Rebecca Logan's silence on garnished wages sounds like an excuse
Rebecca Logan became president and chief executive officer of the Alaska chapter of Associated Builders and Contractors in 2004.
Three years later, a court ordered that the Associated Builders and Contractors regularly garnish a portion of Logan's wages until her $13,209 debt to KeyBank was paid. As president and CEO, Logan was in a position to make that happen. Or not.
It did not happen.
This comes up because Logan, with the backing of the Republican Party, is running for mayor in Anchorage against incumbent Ethan Berkowitz.
With the recent press coverage of Logan's past troubles with the legal system, including a conviction for drunk driving in 2010, it is this incident that really requires something more from Logan than silence.
Her handling of the matter reflects on her professional behavior as the president and CEO of the Associated Builders and Contractors.
KeyBank got a court order in July 2007 to have her employer direct a portion of Logan's wages to the bank to satisfy the debt.
The writ was served on CEO Logan and office manager Anne Northcutt on July 24, but the organization did not comply, KeyBank said.
"Logan's wages began being garnished in April 2008. Sporadic but incomplete garnishment payments were made between April 2008 and October 2008. Payments ceased entirely on Oct. 15, 2008, despite repeated requests for payment," KeyBank said in a court filing in May 2009, as first reported by KTVA in Anchorage.
On April 30, 2009, Logan still owed $9,244, KeyBank said. The bank asked that Associated Builders and Contractors be prevented from paying its CEO the money that should have gone to the bank.
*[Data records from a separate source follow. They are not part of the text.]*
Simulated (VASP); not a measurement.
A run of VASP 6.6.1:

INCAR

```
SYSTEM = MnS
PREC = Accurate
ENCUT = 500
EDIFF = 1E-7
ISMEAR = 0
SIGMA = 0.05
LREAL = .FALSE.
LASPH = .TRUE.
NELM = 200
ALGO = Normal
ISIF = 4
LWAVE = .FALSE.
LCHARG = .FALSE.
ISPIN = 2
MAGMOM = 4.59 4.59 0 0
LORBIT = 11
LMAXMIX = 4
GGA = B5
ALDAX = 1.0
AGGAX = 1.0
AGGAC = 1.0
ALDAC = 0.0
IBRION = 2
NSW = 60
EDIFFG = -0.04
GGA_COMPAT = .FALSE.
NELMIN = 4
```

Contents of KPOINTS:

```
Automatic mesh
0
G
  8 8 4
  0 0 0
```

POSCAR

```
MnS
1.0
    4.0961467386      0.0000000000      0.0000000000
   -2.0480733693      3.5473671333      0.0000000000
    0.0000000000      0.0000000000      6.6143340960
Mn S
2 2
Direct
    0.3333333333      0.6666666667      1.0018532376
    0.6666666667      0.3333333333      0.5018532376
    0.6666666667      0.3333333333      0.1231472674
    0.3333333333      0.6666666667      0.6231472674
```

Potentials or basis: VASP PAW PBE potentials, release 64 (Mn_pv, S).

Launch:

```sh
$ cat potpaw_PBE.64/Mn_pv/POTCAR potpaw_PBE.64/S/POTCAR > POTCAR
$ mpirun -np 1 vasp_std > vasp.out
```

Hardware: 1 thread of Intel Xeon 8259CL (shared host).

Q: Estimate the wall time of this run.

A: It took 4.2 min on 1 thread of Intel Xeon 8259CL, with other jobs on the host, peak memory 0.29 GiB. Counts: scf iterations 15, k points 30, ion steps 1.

KTVA reported that an Anchorage judge ruled that “someone besides Ms. Logan is to appear for Associated Builders and Contractors of Alaska.” Logan said that she directed that Northcutt not attend a court proceeding, KTVA said.
In a weekend story on Logan in the Anchorage Daily News, the newspaper did not raise the question of whether Logan, as president and CEO of Associated Builders, took personal action to prevent paying the bank from 2007 until the case was settled three years later.
"In 2007, KeyBank obtained a court order to take a portion of her wages. Payments to the bank happened sporadically between April 2008 and October 2008 before stopping, according to a KeyBank court filing. It isn't clear why from the court record, and Logan declined to elaborate, reiterating that she did not want to make excuses," the Daily News said.
What's clear is that refusing to elaborate is an excuse to try to avoid responsibility. In 2007, she wrote about the need for Alaskans to defend the free enterprise system and warned, "We are teetering on a slippery slope, one that Marxist theory identifies as the stage between capitalism and communism."
Logan was the president and CEO of a small organization that did not comply with a court order to direct a portion of her paycheck to pay a debt. That could not have happened without the knowledge of the president and CEO.